The Salem Witch Trials? Can you give me a quick summary?

Sure thing. The Salem Witch Trials famously took place in 1692 and 1693, when many people from Salem Village in Massachusetts, America were accused and found guilty of witchcraft.

Okay, tell me about Salem first – what was it like?

There were two places around Massachusetts at this time bearing the name “Salem”. Firstly, there was Salem Town; was a large, busy port town on Massachusetts Bay which is still called Salem today. 10 miles from Salem Town was the second Salem; Salem Village, known today as Danvers, where the Salem Witch Trials took place.

There were only around 500 people who lived in Salem Village, many of whom were from poor farming families. The Salem Villagers didn’t get along with each other, squabbling over land and taking legal action against each other.

The accused witch Tituba and the Parris children

How did the Witch Trials start?

It all began after the arrival of the new leader of the village church, Samuel Parris. In January 1692, Parris’ daughter Betty and niece Abigail started having violent contortions where their bodies twisted and bent into unnatural positions. They had uncontrollable outbursts, throwing things, making strange noises and screaming.

The local doctor claimed that they had been bewitched by somebody. Soon, other girls in the village started having fits and contortions too. The people of Salem Village believed that somebody (a witch) had made a deal with the devil to gain supernatural powers that they used to harm others. This witch was using these powers to torment the girls of the village.
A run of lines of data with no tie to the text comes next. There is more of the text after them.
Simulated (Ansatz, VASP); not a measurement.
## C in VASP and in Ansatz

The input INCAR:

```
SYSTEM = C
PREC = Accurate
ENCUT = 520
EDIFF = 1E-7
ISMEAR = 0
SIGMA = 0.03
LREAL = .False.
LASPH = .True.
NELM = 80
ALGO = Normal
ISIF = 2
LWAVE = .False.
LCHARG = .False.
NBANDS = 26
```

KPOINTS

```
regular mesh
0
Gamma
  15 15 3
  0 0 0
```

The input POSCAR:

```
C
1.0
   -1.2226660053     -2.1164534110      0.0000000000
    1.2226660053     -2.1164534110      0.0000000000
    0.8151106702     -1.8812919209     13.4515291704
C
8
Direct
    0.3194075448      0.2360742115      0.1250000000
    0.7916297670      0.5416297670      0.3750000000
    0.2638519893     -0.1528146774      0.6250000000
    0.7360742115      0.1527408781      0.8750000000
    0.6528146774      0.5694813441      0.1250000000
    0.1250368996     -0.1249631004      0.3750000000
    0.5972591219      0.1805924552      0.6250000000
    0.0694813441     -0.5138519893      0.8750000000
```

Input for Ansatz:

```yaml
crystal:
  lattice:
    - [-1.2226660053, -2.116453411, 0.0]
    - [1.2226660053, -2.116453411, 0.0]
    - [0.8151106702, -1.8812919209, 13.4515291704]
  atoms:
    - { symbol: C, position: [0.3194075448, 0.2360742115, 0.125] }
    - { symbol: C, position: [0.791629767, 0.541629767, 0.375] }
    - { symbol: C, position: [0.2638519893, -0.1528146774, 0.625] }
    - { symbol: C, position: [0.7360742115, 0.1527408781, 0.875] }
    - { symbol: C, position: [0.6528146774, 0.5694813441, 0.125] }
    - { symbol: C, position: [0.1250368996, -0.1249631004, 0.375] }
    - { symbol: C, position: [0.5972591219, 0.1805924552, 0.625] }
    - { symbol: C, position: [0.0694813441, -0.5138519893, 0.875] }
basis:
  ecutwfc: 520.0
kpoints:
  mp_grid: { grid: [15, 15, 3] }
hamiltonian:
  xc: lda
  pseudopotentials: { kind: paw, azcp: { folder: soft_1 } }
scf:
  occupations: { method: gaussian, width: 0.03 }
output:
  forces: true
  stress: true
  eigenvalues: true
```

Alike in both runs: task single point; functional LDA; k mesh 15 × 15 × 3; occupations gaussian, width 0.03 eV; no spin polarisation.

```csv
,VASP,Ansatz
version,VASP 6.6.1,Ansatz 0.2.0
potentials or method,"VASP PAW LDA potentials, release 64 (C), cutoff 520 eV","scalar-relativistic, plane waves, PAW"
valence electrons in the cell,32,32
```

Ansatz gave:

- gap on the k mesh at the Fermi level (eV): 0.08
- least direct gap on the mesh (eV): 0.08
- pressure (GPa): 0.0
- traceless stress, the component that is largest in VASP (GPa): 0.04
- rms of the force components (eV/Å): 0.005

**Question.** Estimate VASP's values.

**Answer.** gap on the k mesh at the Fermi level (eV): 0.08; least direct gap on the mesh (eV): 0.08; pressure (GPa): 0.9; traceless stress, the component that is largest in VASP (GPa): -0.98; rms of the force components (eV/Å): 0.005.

Whoa! That got pretty scary pretty quick. So what happened to them?

The girls accused three women of bewitching them, including their slave servant called Tituba. In February 1692, the three accused women were arrested and questioned in the local meeting house. Many people from the village came along to watch, including some of the bewitched girls who continued to have contortions and fits in the meeting house during the questioning!

Here you can spot one of the bewitched girls convulsing on the floor as the accused woman is questioned at the meeting house.

Did the witches confess?

Though two of the accused women denied being witches, Tituba confessed and claimed that when she signed her name in the devil’s book, she could see many other people had signed their names there too.

Soon, hysteria spread throughout Salem Village as more people were accused of being witches. Nobody was safe. Even a four-year-old girl was accused!

Whoa! That’s a lot of witches!

That’s right. There were so many witches being accused that in May 1692, the governor of Massachusetts, William Phips, created a special court to deal with them all. He called it the Court of Oyer and Terminer, meaning a court “to hear” and “to decide”.

But this court had many flaws, including allowing “spectral evidence”. Spectral evidence is information given to the court that comes straight from people’s dreams or visions. Some accusers claimed to see visions of the witches pinching or biting them and this could be used to show that the person was guilty. This meant you could be found guilty of being a witch just because somebody had had a bad dream about you!

Here, an accused person seems to use their supernatural powers. Could this be one of the visions used by the court as spectral evidence?

What?! Were any of these witches actually found guilty?

Shockingly, yes. The first person to be found guilty was Bridget Bishop in June 1692. She was hanged on what would become known as Gallows Hill in nearby Salem Town. Many others followed. Strangely, people who confessed to being a witch were spared, but those who pleaded their innocence met harsh punishments.

How did this awful mess come to an end?

By October 1692, Governor William Phips ended the Court of Oyer and Terminer and replaced it with a new, fairer system that didn’t use spectral evidence. Soon, those who had been found guilty in the new court and those still in custody were pardoned by Phips and allowed to walk free. By May 1693, the trials came to an end.

As a result of the Salem Witch Trials, over 200 people were accused of witchcraft, 19 men and women were found guilty by the court and were hanged, one accused man was pressed to death (I won’t go into details but it’s as gruesome as it sounds!) and several other accused people died in prison. By 2001, all of those found guilty of witchcraft in the Salem Witch Trials were declared to be innocent of their crimes by the state of Massachusetts.